Sari Bashi, executive director of Gisha, a group that advocates for lifting Israel’s restrictions on the Gaza Strip, protested the closures in a letter to Israel’s defense minister, saying the timing raised ;serious concern that this is not a travel restriction necessitated by a concrete and weighty security imperative but rather a punitive act aimed at Gaza’s civilian population.’ She called the move ‘a dangerous regression to a policy that violates humanitarian law.'”

You know what else violates humanitarian law? Firing rockets at innocent civilians. It is absurd to believe that there will be no response to a rocket being fired into Israel by Palestine; citizens of Gaza should hope that supplies are the only response Israel plans for the attack.

“President Shimon Peres, who was visiting southern Israel on a previously scheduled tour, said, ‘Quiet will be met with quiet; missiles will be met with a response.’

‘I believe both sides have a deep interest in lowering the flames,’ Mr. Peres added.”

Palestinians can claim humanitarian grievances, but if they continue to pursues actions  that are likely to lead to open warfare, their words will remain hollow. Any chance of a real two-state negotiated settlement between Israel and Palestine requires trust between the two sides, but also the ability for The Palestinian Authority to keep factions such as Hamas and Fatah under control (not the other way around). A ceasefire also requires a certain admission of past wrongdoings (so they do not occur again); the fact the Palestinians routinely break cease-fires and continue to blame Israeli’s is a microcosm of the larger intractable Israeli-Palestinian conflict.

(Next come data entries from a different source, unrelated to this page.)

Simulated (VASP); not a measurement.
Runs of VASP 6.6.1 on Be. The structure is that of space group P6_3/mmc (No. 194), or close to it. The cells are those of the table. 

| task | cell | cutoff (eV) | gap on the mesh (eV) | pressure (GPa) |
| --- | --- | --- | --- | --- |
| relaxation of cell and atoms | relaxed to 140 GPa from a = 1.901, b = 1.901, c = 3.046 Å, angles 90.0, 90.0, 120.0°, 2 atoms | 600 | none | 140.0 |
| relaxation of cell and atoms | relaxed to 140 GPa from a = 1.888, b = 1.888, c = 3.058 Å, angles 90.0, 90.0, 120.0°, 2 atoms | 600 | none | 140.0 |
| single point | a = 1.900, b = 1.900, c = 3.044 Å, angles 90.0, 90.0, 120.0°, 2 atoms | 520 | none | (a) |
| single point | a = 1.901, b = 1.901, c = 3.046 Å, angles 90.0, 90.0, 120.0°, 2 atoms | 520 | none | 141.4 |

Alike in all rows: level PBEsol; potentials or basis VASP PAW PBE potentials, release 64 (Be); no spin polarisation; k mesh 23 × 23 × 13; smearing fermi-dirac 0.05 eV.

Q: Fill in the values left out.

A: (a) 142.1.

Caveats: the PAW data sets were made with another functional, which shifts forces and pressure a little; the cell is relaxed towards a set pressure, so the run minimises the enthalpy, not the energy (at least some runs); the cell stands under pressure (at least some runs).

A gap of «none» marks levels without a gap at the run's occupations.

“There has not been one rocket fired from Gaza since the operation, and the recalcitrant organizations were there all the time,” he said. “Now it is proven that the organizations can’t fire unless Hamas lets them.”

Adnan Damiri, a spokesman for the Palestinian security services in the West Bank, accused Hamas of wanting “to make chaos in the Palestinian territories” and working against the Palestinian Authority and its security force.”

It is unclear whether this is a tactic to shift blame from the Palestinian Authority to Hamas / Fatah, or whether a rift truly exists between the two. Either way, it is the responsibility of the Palestinian Authority (with the help of the international community if need be, Palestine recently secured “observer state” status at the U.N.) to control factions within its own borders. How can the Palestinian Authority believe it can agree to a meaningful two state solution (the organizations state goal) if it cannot even control security issues within it’s country?